Relationship among JNDI, Spring and JMX - spring

I would like to know about what is the relationship between JNDI and Spring?
Is spring an advanced version of JNDI? Both are used to create an object from string names.
Can we say that an For JNDI an application server is neccesary to provide naming service?
on the other hand for Spring we may not need Application server so it could be used at Java SE?
Finally where we can put JMX on this relation between JNDI and Spring? Is there some common logic at the low level?

Just to clarify some definitions:
Spring: The Spring Framework is an open source application framework and Inversion of Control container.
JNDI: The Java Naming and Directory Interface, a Java API for a directory service that allows Java software clients to discover and look up data and objects via a name.
JMX: Java Management Extensions (JMX) is a Java technology that supplies tools for managing and monitoring applications, system objects, devices (e. g. printers) and service oriented networks.

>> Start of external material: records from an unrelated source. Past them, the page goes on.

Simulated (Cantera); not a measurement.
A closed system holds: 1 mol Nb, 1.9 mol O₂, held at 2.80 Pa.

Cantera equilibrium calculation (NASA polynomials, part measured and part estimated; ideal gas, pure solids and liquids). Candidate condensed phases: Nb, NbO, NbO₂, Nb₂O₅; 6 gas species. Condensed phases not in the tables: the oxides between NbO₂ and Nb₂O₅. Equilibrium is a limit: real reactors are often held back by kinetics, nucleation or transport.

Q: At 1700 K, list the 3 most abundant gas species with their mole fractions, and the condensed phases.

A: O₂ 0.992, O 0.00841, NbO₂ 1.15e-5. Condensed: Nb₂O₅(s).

JNDI is mostly a set of Java interfaces that define how a naming system should work in Java in such a way that a diverse set of services can be abstracted to a simple JNDI interface. For example, file systems, LDAP servers and DNS servers can all be accessed as a JNDI service.
Enterprise Java (Java EE) makes extensive use of JNDI to store objects in a common address where other services can find them by name. JNDI does not require an application server, but Java EE application servers almost always require (and provide) a JNDI service.
Spring is not a JNDI implementation, and does not require JNDI, but does support it, meaning that you can start a JNDI service in a Spring container, access JNDI based resources and use Spring's built in JNDI support classes.
JMX defines a standard on how to provide management interfaces, instrumentation and runtime "transparency" to a Java application. There's not much overlap between JNDI and JMX except that JMX remote connectors are frequently built in the form of java remote objects and bound into a JNDI service (so that remote clients can look them up and connect to a JMX managed application).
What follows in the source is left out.